The Palestinians plan to turn to the United Nations Security Council on September 15 to demand a deadline be set for Israel's withdrawal to 1967 borders, senior Fatah official Nabil Shaath told the Palestinian news agency Ma'an on Thursday.
If the Security Council rejects the initiative, Shaath said, the Palestinians would open their case against Israel at the International Criminal Court.
This is part of the "diplomatic surprise" Palestinian President Mahmoud Abbas promised last week, Shaath said.
The Arab League will meet in Cairo September 7-9 to discuss providing Abbas with an Arab umbrella of support. Abbas is already backed in principle by Saudi Arabia and Egypt.
Meanwhile, the Jordanian newspaper Alghrad reported on Thursday that Abbas and Prime Minister Benjamin Netanyahu held a secret meeting in Amman days before the cease-fire was signed ending the war in Gaza.
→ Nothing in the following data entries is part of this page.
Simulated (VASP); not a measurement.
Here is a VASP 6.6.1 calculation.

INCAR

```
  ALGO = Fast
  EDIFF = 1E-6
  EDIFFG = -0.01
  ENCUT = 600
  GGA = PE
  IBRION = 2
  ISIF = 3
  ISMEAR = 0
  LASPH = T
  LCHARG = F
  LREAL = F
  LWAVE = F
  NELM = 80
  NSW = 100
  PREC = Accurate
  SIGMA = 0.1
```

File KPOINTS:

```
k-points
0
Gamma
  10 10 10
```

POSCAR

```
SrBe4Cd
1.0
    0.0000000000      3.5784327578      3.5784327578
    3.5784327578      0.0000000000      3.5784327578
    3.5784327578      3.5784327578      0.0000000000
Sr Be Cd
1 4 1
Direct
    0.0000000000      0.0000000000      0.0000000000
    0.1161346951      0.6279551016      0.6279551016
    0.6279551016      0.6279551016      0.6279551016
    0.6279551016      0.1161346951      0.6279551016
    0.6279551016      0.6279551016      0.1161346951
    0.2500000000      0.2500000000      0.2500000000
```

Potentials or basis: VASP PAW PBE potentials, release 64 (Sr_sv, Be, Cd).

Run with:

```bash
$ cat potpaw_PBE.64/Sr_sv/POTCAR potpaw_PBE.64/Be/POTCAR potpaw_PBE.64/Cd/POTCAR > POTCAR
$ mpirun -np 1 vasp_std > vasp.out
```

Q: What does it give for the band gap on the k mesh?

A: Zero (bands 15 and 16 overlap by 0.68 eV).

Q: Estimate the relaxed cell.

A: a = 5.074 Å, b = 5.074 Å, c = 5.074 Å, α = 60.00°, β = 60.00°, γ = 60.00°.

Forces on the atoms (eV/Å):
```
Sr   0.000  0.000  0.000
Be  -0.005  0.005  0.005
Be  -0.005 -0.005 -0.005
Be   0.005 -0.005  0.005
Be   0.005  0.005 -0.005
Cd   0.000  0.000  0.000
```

No details were given about the meeting, and no official from Jordan, Israel or the Palestinian Authority would confirm that it in fact happened.
Netanyahu told a press conference on Wednesday night that Israel had secured a "great military and political" achievement in the Gaza war and that Hamas had been dealt a "heavy blow."
Responding to a journalist's question, the prime minister said: "We would be happy to see Abu-Mazen's [Abbas'] forces enter the Gaza Strip." The Palestinian president, he said "has to decide which side he is on. We hope he will continue to support a peace deal with Israel."
Last week, prior to the truce, Netanyahu told a press conference that dramatic changes in the region promise a "new political horizon," even as Hamas and Israel continued to exchange fire after the collapse of the previous round of truce talks.
"I hope Abbas will have a significant part in the new diplomatic horizon. I expect to start talks with a Palestinian government which can abandon the path of terror," Netanyahu said.
Netanyahu will convene the political-security cabinet on Thursday evening at the Defense Ministry headquarters in Tel Aviv to discuss the cease-fire, which has held now for two days.